The Insurance Australia Group Ltd (ASX: IAG) share price has been a mixed performer in 2021
Since the start of the year, the insurance giant’s shares have risen 5%.
This means the IAG share price is trailing the S&P/ASX 200 Index (ASX: XJO), which is up 11% year to date.
Is the IAG share price underperformance a buying opportunity?
At this point, its analysts are sitting on the fence and have retained their neutral rating and trimmed the price target on the insurance giant’s shares to $5.41.
Based on the current IAG share price of $4.95, this implies potential upside of 9.3% over the next 12 months excluding dividends.
And with Goldman forecasting a partially franked 4.9% dividend yield in FY 2022, this will mean a total potential return of over 14%. Not too shabby for a neutral rating.
What did Goldman say?
Goldman Sachs appears to be concerned mainly by lingering reserve strengthening and its valuation in comparison to industry peer Suncorp Group Ltd (ASX: SUN).
It commented: “IAG’s overriding message was that the management team have building confidence in the outlook, and to this end we didn’t feel the market was expecting margin guidance to be reinstated, or scenarios where a result >15% was feasible. Nonetheless a third consecutive period impacted by reserve strengthening, alongside margin targets which still appear fairly one-dimensional in domestic commercial repricing aren’t immediately enticing (given poor results to-date).”

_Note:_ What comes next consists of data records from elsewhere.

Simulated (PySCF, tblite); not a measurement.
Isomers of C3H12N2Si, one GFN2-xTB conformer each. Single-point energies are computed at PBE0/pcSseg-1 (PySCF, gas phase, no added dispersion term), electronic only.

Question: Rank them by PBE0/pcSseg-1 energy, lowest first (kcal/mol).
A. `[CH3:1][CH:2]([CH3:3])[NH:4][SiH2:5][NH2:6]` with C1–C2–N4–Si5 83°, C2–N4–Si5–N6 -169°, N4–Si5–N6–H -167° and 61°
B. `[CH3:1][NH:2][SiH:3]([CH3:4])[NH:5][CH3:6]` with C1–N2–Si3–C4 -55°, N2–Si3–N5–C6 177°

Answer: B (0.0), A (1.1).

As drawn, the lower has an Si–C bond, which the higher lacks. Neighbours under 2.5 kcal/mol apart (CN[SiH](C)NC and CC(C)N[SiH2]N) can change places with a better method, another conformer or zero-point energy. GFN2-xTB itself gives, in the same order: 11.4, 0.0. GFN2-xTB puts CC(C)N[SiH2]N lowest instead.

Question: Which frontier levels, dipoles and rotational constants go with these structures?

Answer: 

“On balance, we downgrade our FY21-FY23 cash EPS by 2%/4%/2%, and as a result our 12m TP shifts to A$5.41 from A$5.66. This leaves IAG is trading at 18.3x our 12m fwd EPS, broadly in line with its five year average and c.3 PE points above SUN (if we adjust for SUN’s FY22 one-off costs), also broadly in line with its five year average premium,” it concluded.
Goldman currently has a buy rating and $12.87 price target on Suncorp shares.